I repeated to myself that I had this energy back in present time and that this felt good.

MY 30’S:
It is now time to look at my 30’s. If I think about my 30’s, I still feel animation (bodily responses) in my body when I think of certain events which means there is still unresolved energy stuck in those time zones which I need to retrieve.

I have called on my good friend Margie Doig-Gander to be a noble friend and help me. This is very scary but I know that having that energy there is a waste – I could use that energy better in present time.

Margie has known me since I was 7. We have been to 3 schools together and even changed provinences together when both our father’s were transferred in unrelated companies. Talk about being contracted to be with someone! We have had both bitter and sweet times but we have always remained friends.

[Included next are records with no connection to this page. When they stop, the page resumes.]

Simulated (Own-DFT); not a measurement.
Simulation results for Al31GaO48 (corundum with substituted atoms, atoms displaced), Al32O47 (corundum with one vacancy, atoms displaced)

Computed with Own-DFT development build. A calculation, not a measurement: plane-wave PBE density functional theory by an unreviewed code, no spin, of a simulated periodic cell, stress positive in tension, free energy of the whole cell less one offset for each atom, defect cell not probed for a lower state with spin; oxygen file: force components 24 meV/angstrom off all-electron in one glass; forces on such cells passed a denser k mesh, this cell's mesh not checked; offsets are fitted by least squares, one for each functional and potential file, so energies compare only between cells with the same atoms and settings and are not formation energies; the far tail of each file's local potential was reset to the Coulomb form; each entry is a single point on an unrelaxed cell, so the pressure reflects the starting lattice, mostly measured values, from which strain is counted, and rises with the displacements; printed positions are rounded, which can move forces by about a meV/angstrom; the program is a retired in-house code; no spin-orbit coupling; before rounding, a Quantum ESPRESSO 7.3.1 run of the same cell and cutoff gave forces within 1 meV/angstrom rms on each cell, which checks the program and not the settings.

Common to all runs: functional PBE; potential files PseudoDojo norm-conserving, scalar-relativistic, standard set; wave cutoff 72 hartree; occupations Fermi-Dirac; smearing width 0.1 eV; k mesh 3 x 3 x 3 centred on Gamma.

(How do you know if you are contracted to someone?: Observe within yourself whether you feel an animation ( response somewhere in your body like a tight chest, nervous tummy, pains etc) when you are with or think about that person. If you do, pay close attention to that person and your interactions or your history with that person/type of person. There are learnings and growth to be gained from the relationship).

My hope is that Margie will be able to help me identify thought and behavioural patterns and the way I dealt with events that I am blind to or have forgotten.

She may also have things to say that she has never had the opportunity to get off her chest! This process is not only about me forgiving people who have wronged me, but also about asking the people who I have wronged to forgive me.

Margie has kindly set time aside on Monday although she has a nearly 4 week old baby, called Dylan. She has already called a few times telling me how she would like to structure the meeting – as per usual, Margie has taken this very seriously and risen up to the challenge. She is thinking of what she is going to say and trying to structure it like a movie script!! Margie is doing while she feeds Dylan at 2am! Margs, don’t loose sleep over it!

I expect that more and more events and people to forgive and be forgiven will crawl out of the wood work as this process intensifies. Show me your face! I want my energy back!